I love a parade

1953 Seafair Parade. Seattle, WA. Probably August, 1953.

It’s not August, but I feel like posting a photo taken by my grandfather almost 70 years ago. He grew up in Seattle from the final years of the 1800s until he passed in 1990. He would regale me about what Seattle was like in those early years, before Grandma would say, “hush, now, Roy, he doesn’t want to hear about all that old stuff!” I actually did. This photo is one of three dozen (a long roll of 35mm film back then). From the shots I can tell my grandfather never moved, just shot what paraded by. This photo is interesting because the young woman in the position of honor on the float looks like my mother. I doubt it’s her–she was way too shy to be this involved in things–but nonetheless… I’ve not delved deeply enough into parade routes, but it’s very likely this corner now has one or more skyscrapers on it. I can tell from some of the photos that it’s at an intersection and the street that leads off in front of the building in the background goes steeply downhill toward Elliott Bay…but then, many streets do that in Seattle. I can see Bainbridge Island in the background of some of the photos shot just a few more degrees to the left. Today it would be impossible to see Bainbridge Island this far up from the Bay.

Making sorghum syrup

Sorghum Mill near Greenup, KY– my Grandmother is on left. Oct 7, 1966

I have published this photo before to social media, but not in this edited format. (The shadows have been lightened to the point where my grandmother is recognizably her. The barrels stand out.) My grandmother was raised primarily in Greenup, KY, on the Ohio River, though she also lived in the nearby cities/towns of Ironton and Cincinnati, OH, before she moved with her mother and brother to San Francisco, CA. At that point she was a young woman and soon met her husband-to-be, my grandfather. When this photo was taken, she had not lived in this area (KY/OH) for 40 to 50 years. I am uncertain, but I know my grandparents married in the mid-1920s and were living in Seattle, WA, by 1929 when my mother was born. Greenup, KY is on the edge of the Appalachians. Though northerly (near West Virginia and western Pennsylvania), the so-called hillbilly influence was large. My grandmother told a story of her grandmother (her mother’s mother) coming out of the hills to visit, complete with logging boots and corncob pipe. It likely affected my grandmother–she put on airs all her life. But that is another story….

from my mother’s day

Back side of Cathedral Rock, near Sedona, AZ, February 2022

I grew up looking at the old travel photos and souvenir filmstrips of the 1920’s through 1940’s which my mother and her parents collected. I distinctly remember some textured postcard-like sets of souvenir vistas which either she or her parents collected when traveling. This photo reminds me of those little cards (approximately 2 inches by 3 inches).

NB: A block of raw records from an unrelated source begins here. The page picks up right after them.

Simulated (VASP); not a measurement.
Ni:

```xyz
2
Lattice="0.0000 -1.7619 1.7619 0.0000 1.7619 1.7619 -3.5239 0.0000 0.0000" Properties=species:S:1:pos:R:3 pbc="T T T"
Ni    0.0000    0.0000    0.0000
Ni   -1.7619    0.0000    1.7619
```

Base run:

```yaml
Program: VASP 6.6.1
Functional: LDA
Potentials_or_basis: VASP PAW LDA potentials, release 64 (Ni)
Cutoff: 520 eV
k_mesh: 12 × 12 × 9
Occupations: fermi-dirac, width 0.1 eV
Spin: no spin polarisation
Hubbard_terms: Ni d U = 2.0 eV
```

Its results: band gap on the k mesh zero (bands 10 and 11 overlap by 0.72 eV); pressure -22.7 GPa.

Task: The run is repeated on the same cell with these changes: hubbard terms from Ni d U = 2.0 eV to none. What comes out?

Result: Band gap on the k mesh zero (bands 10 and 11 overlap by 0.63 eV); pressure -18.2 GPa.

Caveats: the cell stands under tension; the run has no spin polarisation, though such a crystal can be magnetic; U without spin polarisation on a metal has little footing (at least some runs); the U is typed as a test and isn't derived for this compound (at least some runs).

I never view these classic southwest American vistas without thinking of the Tru-Vue filmstrip viewer which introduced me to them:

Tru-Vue 3D filmstrip viewer, circa 1940s?

It’s not the best photo I have of the viewer, but it’s the most informative. The viewer itself is upside down: the flange sticking out of the top is the advancing mechanism which is customarily used at the bottom. Those persons aged 60-70 will recognize the concept which was translated into discs of photos which we looked at through similar, but more plastic viewers. A giant loss with these viewers of the 1960’s was that they only had a dozen or so images. The filmstrips above were almost limitless and offered several dozen black-and-white photos of the subjects named on the cartons shown. Even so, one notices that the Grand Canyon has at least three filmstrips. As I recall, the eight boxes which are not identified in the photo were of Yosemite National Park and Yellowstone National Park. An added plus is the intricately inlaid box which housed everything.